July 5 Lecture – Mega Floods & Mega Droughts

1955 Flood at Miller and Evergreen, Mill Valley | photo courtesy MVHS | post by Jenny Stein

This past winter was a particularly wet one, providing much-needed relief from the previous year’s drought conditions. As if on a giant cosmic see-saw, the extra rain tipped us in the opposite direction, and brought to the fore another issue—namely increased flooding due to sea level rise. A Mill Valley Historical Society lecture, as part of the Mill Valley Library’s First Wednesday Speaker Series, will be of interest to anyone curious about this topic. This is a unique opportunity to step back in time and to understand our neighboring areas from a historical perspective: long-term problems and patterns of flooding, works previously undertaken to abate the problem, and perhaps a view into the future.

WHAT: First Wednesday Speaker Series—Mega Floods & Mega Droughts:  A Long-term History of Climate Change in California—Lynn Ingram and Dr. Frances Malamud-Roam
WHERE & WHEN: July 5, Mill Valley Library, 7-9 PM

Flooding often occurs in Mill Valley when it rains a lot, when the tide is high, and when both occur at the same time. Historically, flooding has at times extended up Miller Ave. to the Locust commercial area and beyond as well as into the residential neighborhoods of Sycamore Park and Tamalpais Park.

Major floods occurred in 1925, 1935, 1945, 1955, 1965, and 2005. The Miller Avenue Streetscape Project should alleviate flooding in the Locust commercial area. A culvert has been installed for drainage directly to Reed Creek. An unusually severe flood occurred on January 4, 1982 when 12 inches of rain fell in 14 hours. At Tam High, floodwater was several feet deep.
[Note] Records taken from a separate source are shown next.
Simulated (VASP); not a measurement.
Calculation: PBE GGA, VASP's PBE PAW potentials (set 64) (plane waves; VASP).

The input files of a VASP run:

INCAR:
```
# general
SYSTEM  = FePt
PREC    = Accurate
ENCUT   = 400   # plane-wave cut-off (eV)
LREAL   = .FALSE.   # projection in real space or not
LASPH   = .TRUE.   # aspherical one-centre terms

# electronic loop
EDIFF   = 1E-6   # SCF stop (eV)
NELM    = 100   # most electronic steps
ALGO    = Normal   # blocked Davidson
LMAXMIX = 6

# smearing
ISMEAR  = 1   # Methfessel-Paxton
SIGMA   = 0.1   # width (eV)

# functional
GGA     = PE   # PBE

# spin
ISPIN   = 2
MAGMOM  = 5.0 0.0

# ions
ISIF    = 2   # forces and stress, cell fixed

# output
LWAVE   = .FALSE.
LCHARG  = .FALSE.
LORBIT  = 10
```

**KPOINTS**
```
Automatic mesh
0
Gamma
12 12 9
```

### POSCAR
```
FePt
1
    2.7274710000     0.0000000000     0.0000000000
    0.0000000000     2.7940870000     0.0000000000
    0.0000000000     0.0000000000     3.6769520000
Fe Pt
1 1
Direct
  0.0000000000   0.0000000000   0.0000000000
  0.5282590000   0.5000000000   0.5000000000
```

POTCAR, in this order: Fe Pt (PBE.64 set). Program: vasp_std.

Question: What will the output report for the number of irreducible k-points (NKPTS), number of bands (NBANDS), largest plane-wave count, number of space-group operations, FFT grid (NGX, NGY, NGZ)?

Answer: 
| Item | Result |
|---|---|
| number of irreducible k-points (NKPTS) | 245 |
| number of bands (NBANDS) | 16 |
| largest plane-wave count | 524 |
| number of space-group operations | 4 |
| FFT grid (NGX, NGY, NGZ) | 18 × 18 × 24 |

During the winter of 2016/2017, king tides (7 ft. or more) caused periodic flooding near Tam High, and more frequently at Manzanita. Flooding frequency is expected to increase with sea level rise. The current rate of sea level rise is roughly double that of the pre-1992 rate. By the year 2100, it is projected that the sea level will have risen between one and four feet. Adaptation will be expensive. Flooding studies are underway by the County and the City.